Southern Agrarianism and the culture of the Old South

New Era Resolutions


America continues down the path to a new era – an era characterized by an extreme cultural split on a massive scale. Our task as Southern Agrarians is to move as far away from that dividing line as possible. We must stake out the cultural high ground so that there can be no doubt as to which camp we belong – or neither camp.
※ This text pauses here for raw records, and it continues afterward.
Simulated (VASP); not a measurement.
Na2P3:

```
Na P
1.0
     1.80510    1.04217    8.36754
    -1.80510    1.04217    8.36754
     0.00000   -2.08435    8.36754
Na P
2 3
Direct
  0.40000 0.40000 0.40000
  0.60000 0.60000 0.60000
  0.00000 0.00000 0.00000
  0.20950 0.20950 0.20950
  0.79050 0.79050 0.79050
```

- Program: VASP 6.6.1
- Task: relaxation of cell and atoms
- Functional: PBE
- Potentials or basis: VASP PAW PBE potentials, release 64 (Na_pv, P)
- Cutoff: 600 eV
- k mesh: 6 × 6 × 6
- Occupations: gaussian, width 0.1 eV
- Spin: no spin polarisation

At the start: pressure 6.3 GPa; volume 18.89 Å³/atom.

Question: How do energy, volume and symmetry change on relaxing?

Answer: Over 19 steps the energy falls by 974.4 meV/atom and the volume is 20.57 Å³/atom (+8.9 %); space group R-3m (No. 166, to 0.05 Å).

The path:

This post is updated from the New Era Resolutions that I publish about every year or so. It needs to be regularly repeated as a reminder that there IS something we can do. We have a choice. We can take positive steps to improve our selves, our families, our churches, our friends, our co-workers, and all those within our circle. Hope is not enough – have a plan.

To that end, this is a list of tangible things we can do, presented in no particular order.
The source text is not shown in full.